It began well before Iowa's cornfields froze over for the winter. Before Bernie Sanders had more than a couple of thousand followers on Twitter. Before Donald Trump allegedly hired actors to cheer his candidacy announcement at Trump Tower.
Jim Webb, candidate for President. Who? Martin O'Malley, candidate for President. Who? Jim Gilmore. Bobby Jindal. George Pataki for President!
Sorry, who?
The numbers thinned and ambitions died, brief sparklers in the night. Remember when Ben Carson said China was fighting in Syria?
Remember when Jeb Bush said he'd like to put Margaret Thatcher on the $10 note and that the key to economic prosperity was making people work longer hours? Goodnight.
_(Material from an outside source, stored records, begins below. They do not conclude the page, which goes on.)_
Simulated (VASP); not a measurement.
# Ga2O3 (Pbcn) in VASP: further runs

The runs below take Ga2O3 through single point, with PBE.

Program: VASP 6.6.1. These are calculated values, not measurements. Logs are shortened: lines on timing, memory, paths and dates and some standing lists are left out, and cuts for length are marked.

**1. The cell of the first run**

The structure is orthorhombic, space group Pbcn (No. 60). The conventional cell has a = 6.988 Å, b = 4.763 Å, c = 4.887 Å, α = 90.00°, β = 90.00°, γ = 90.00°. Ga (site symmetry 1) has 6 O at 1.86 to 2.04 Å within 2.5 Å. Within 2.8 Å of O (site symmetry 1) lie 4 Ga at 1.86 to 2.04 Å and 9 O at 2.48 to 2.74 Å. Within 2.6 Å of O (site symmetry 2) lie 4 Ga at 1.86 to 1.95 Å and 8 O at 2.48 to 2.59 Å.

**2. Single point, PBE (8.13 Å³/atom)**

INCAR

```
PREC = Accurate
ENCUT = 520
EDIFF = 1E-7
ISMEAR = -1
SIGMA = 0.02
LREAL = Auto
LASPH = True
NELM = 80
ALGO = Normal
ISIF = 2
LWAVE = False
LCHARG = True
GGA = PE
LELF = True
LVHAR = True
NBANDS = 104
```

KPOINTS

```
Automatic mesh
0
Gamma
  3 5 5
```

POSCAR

In Presidential primaries, money = endurance. Sanders raised big bucks. Trump reckoned he was personally rich. Hillary Clinton took money from Wall Street, took heat in return and then took a delegate lead. Rick Perry spent four times as much as his campaign received in donations but then Newt Gingrich still owes $4 million from his campaign in 2012, so it's not such a big deal.
Debate reduced to new depths and political experience became a negative. What candidate was the most anti-establishment? Who was the least like a normal politician? Who had spent the least time navigating Washington DC? If voters are repelled by political experience, they might as well elect a goldfish.
There were the myriad Trump scandals: Mexican rapists, blood-coming-out-of-her-whatever, that time he suggested Carson was a child molester and that Ted Cruz's dad might have helped assassinate JFK.
Marco Rubio got desperate and slung appendage jokes. But then did anyone ever think Cruz could win? He of the oily smarm, the mission from God and a Vice-Presidential running mate for all of five days.
The states and territories ticked by. Sanders kept shouting and John Kasich finally pulled out. But this Wednesday, when Clinton becomes the presumptive Democratic nominee for President, many Americans will despair.
Four months of primaries turn out Clinton versus Trump. America has 350 million people - is that the best it can do?